Prediction and detailing of bulk density on the core scale using thermal conductivity profiles; comparison with logging data (black curve) and results of lab measurements on cores (black circles)

There are rare intervals (e.g., the depth interval xx36–xx43 m in well B) where elastic wave velocities predicted via λ are systematically less than elastic wave velocities predicted via λ||. We suggest that the systematic discrepancy in these depth intervals is explained by horizontal microcracks (not visible to the naked eye). Core samples are relaxed by microcracks generated during recovery to the surface (caused by unloading or drilling), and rock density in the respective intervals, measured in the laboratory, will then be systematically less than the logging density (Fig. 9). The thermal conductivity component λ is reduced if horizontal microcracks appear, while λ|| is not changed, so velocity predicted via λ becomes less than one predicted via λ||. This feature can be used to identify and select depth intervals, where samples exhibit horizontal microcracking after their recovery to the surface. Calculating VP (λ||)/VP (λ) for each well (Fig. 10) we obtain the following empirical rule for the presence of such intervals:

Fig. 10
figure 10

Variation of the predicted compressional wave velocity ratio with depth for different wells (results are averaged in 50 cm moving windows). The ratio should be greater than 1.05 to select intervals where horizontal microcracks appear after core sample recovery to the surface

$$\frac{{{\lambda _{||}}}}{{0.82{\lambda _ \bot }+0.85}}>1.$$
(5)

It is interesting that the intervals were observed only in the lower part of the Bazhenov formation, which mainly contains silicites and is more brittle than the upper part of the formation.

The results shown justify the conclusion that, at least for the Bazhenov formation, continuous thermal profiling not only provides accurate and statistically representative evaluations of reservoir thermal properties, but can also contribute to effective determination (taking account of reservoir heterogeneity due to high spatial resolution) of depth intervals and the number of core samples needed for further geomechanical study in the laboratory. The fact that core logging can be carried out at core storages is a major advantage for practical purposes.

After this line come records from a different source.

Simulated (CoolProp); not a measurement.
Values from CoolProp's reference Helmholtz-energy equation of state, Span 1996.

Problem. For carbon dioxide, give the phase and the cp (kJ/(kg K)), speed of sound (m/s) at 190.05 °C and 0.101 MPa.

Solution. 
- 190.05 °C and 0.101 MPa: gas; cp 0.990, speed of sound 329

5.2 Prediction of Elastic Moduli

After predicting elastic velocities and density, the results of thermal conductivity profiling allow us to estimate the variation of dynamic Young’s modulus E and Poisson’s ratio ν with depth using the following formulas (Mavko et al. 1998):

$$E=\rho V_{{\text{S}}}^{2}\frac{{3V_{{\text{P}}}^{2} - 4V_{{\text{S}}}^{2}}}{{V_{{\text{P}}}^{2} - V_{{\text{S}}}^{2}}},~\quad \nu =0.5\frac{{V_{{\text{P}}}^{2} - 2V_{{\text{S}}}^{2}}}{{V_{{\text{P}}}^{2} - V_{{\text{S}}}^{2}}}.$$
(6)

The respective results on both the core scale and logging scale show a very good fit with logging data (Fig. 11). The few depth intervals where discrepancy is observed are mainly intervals that have vertical cracks of technogenic origin (e.g., the xx30–xx34 m depth interval in well B; the respective FMI image is shown in Fig. 6).

Fig. 11
figure 11

Prediction and detailing of elastic moduli (colored curves) using results of thermal profiling in comparison with logging data (black curves)

The lower part of the Bazhenov formation in the three studied wells has less kerogen volume fraction than the upper part, and this has impact on elastic moduli: on average, Young’s modulus is lower in the upper part than in the lower part. This agrees with modelling results, showing that increase of kerogen inclusions lowers Young’s moduli in shales (Sayers 2013). Poisson’s ratio is greater in the upper part of the Bazhenov formation than in the lower part.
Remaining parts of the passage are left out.